To overcome this stress corrosion failure it is felt that the new alternative
material composition for the emitting wire can be selected in such a way
that the material is suitable for spiral coil formation as well as to prevent
the material from stress corrosion cracking.
In this background, it has become highly essential to develop an
alternative material for emitting wire with less nickel content to cost
economics, without compromising the design/functional requirement of
the emitting wire, to avoid stress corrosion cracking and which is
adaptable in the emitting system of electrostatic precipitator.

OBJECTS OF THE INVENTION:
It is therefore an object of this invention to propose a material
composition for discharge/emitting electrode wires, which can be made
from easily available products and is economical.
It is a further object of this invention to propose a material composition
for discharge/emitting electrode wires, which is designed in a manner to .
avoid stress corrosion cracking.
Another object of this invention is to propose a material composition for
discharge/emitting electrode wires, which is adaptable in the emitting
system of electrostatic precipitator.
These and other objects of the invention will be apparent from the
ensuing description.
DESCRIPTION OF THE INVENTION:
According to this invention is provided a material composition for
discharge /emitting electrode wires, adaptable in the emitting systems of
electrostatic precipitators.

According to this invention is further provided, a method for the
production of a material composition for discharge/emitting electrode
wires, adaptable in the emitting systems of electrostatic precipitators.
Austenitic stainless steels have attractive properties such as high
strength, toughness, and formability and corrosion resistance. High Mn-
N austenitic steels in which Ni is replaced with cost effective Mn is
developed. These steels costs 7 to 8 times lower than steels with high Ni.
But since Mn is not a strong austenitic stabilizer as Ni, the same
austenitic stability can be obtained by replacing the Nickel by combining
Mn with N is these stainless steel alloys.
Nitrogen, is not only an austenitic stabilizer but also improves resistance
to localized corrosion, strengthening and retardation of sensitization.
Cobalt is another alloying element which can replace Nickel with regard
to stabilizing the austenite phase.
The addition of Mn to stainless steels, however, decreases the corrosion
resistance significantly, and it is minimized by addition of higher levels of
Cr, Mo and N.

In the material composition according to the invention, the percentage
of materials like carbon, silicon, phosphorus, sulphur, chromium,
molybdenum, copper are maintained the same and that of the
austenitic stainless steel. The proportions of these constituents are
provided in weight percentages as follows:
Phosphorous-0.005% to 0.050% by weight
Sulphur-.005% to 0.050% by weight
Chromium-5% to 30% by weight
Silicon-0.1% to 1.0% by weight
Molibdinum-1.0% to 10% by weight
Carbon-0.001% to 0.1% by weight
Copper-0.25% to 5% by weight
However the percentage of material like manganese is altered from the
original value of 2.8% by weight to a value to 15 to 33% by weight.
The proportion of nickel is altered from 25% to a new proportion of 0
to 9.9%. Nitrogen is added in 0.3% and cobalt may be optionally
added and is present in 0 to 1.9% by weight.

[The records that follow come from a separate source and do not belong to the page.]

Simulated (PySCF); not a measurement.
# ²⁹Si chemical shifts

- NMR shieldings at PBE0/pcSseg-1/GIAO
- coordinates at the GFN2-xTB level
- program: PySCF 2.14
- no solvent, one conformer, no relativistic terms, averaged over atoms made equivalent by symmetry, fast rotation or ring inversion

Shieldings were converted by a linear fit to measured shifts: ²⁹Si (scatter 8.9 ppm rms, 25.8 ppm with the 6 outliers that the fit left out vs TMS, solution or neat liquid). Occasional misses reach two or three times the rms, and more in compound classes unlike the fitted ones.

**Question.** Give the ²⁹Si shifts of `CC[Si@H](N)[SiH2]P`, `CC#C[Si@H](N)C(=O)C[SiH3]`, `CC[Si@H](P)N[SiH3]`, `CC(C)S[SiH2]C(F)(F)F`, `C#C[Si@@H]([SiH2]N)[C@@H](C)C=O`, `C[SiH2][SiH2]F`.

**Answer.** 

In a preferred embodiment according to the invention, the proportion
of carbon, silicon, phosphorus, sulphur, chromium, molybdenum and
copper are maintained the same as in austenitic stainless steel and as
provided hereinbefore, but manganese is present in 15 to 17% and
nickel is present in 7 to 9.9% by weight. Nitrogen is present in 0.3%
by weight.
In another preferred embodiment according to the invention, the
proportion of carbon, silicon, phosphorus, sulphur, chromium,
molybdenum and copper are maintained the same as in austenitic
stainless steel and as provided hereinbefore, but manganese is
present in 28 to 33%. Nickel in 0.3%, nitrogen in 0.3% and
additionally cobalt is present in 0.5 to 1.9%.
The compositions are formed by standard alloying procedures, such
as basic oxygen steel making in an LD converter. The carbon rich
molten pig iron is made into steel by blowing oxygen through molten
pig iron which lowers the carbon content of the alloy and changes it

into low-carbon steel. The process is basic due to the pH of the
refractories-calcium oxide and magnesium oxide-that line the vessel
to withstand the high temperature of molten metal. The steel is
further refined in the ladle furnace, by adding alloying material to give
the steel special properties as required . After the steel is removed
from the BOS vessel, the slag, filled with impurities, is poured off and
cooled.
The invention will now be explained in greater detail with the help of
the following non-limiting examples.
Example-1
An austenitic steel composition was prepared by alloying an austenitic
stainless steel composition with manganese and nitrogen, so that in
the final composition the percentage of materials like carbon, silicon,
phosphorous, sulphur, chromium, molybdenum, copper are
maintained same as that the austenitic stainless steel material but
the composition percentage of manganese is 17% by weight and that
of Nickel is altered to 9.9%. Also nitrogen by 0.3% is added to the
composition.

Example-II
An austenitic steel composition was prepared in which carbon, silicon,
phosphorus, sulphur, chromium, molybdenum, copper are maintained
same as that of the austenitic stainless steel material but the weight
percentage of manganese is altered to 33% and that of Nickel is altered
to 0%. Also Nitrogen is 0.3% and cobalt in 1.9% by weight, is added.

WE CLAIM:
1. An alloy composition for discharge emitting electrode wires,
comprising Phosphorous-0.005% to 0.050% by weight,
Sulphur-.005% to 0.050% by weight, Chromium-5% to 30% by
weight, Silicon-0.1% to 1.0% by weight, Molibdinum-1.0% to
10% by weight, Carbon-0.001% to 0.1% by weight, Copper-
0.25% to 5% by weight and manganese in 15 to 33% by weight,
nickel from 0 to 9.9% by weight, nitrogen in 0.3% by weight and
cobalt in 0 to 1.9% by weight.
2. The alloy composition as claimed in claim 1, wherein
manganese is present in 15 to 17%, nickel in 7 to 9.9%,
nitrogen is present in 0.3% and cobalt is present in 0% by
weight.
3. The alloy composition as claimed in claim 1, wherein
manganese is present in 28 to 33%, nickel in 0.3%, nitrogen in
0.3% and cobalt in 0.5 to 1.9% by weight.

An alloy composition For discharge emitting electrode wires, comprising Phosphorous-0.005% to 0.050% by weight, Sulphur- .005% to 0.050% by weight, Chromium-5% to 30% by weight, Silicon-
0.1% to 1.0% by weight, Molibdinum-1.0% to 10% by weight, Carbon- 0.001% to 0.1% by weight, Copper-0.25% to 5% by weight and manganese in 15 to 33% by weight, nickel from 0 to 9.9% by weight, nitrogen in 0.3% by weight and cobalt in 0 to 1.9% by weight.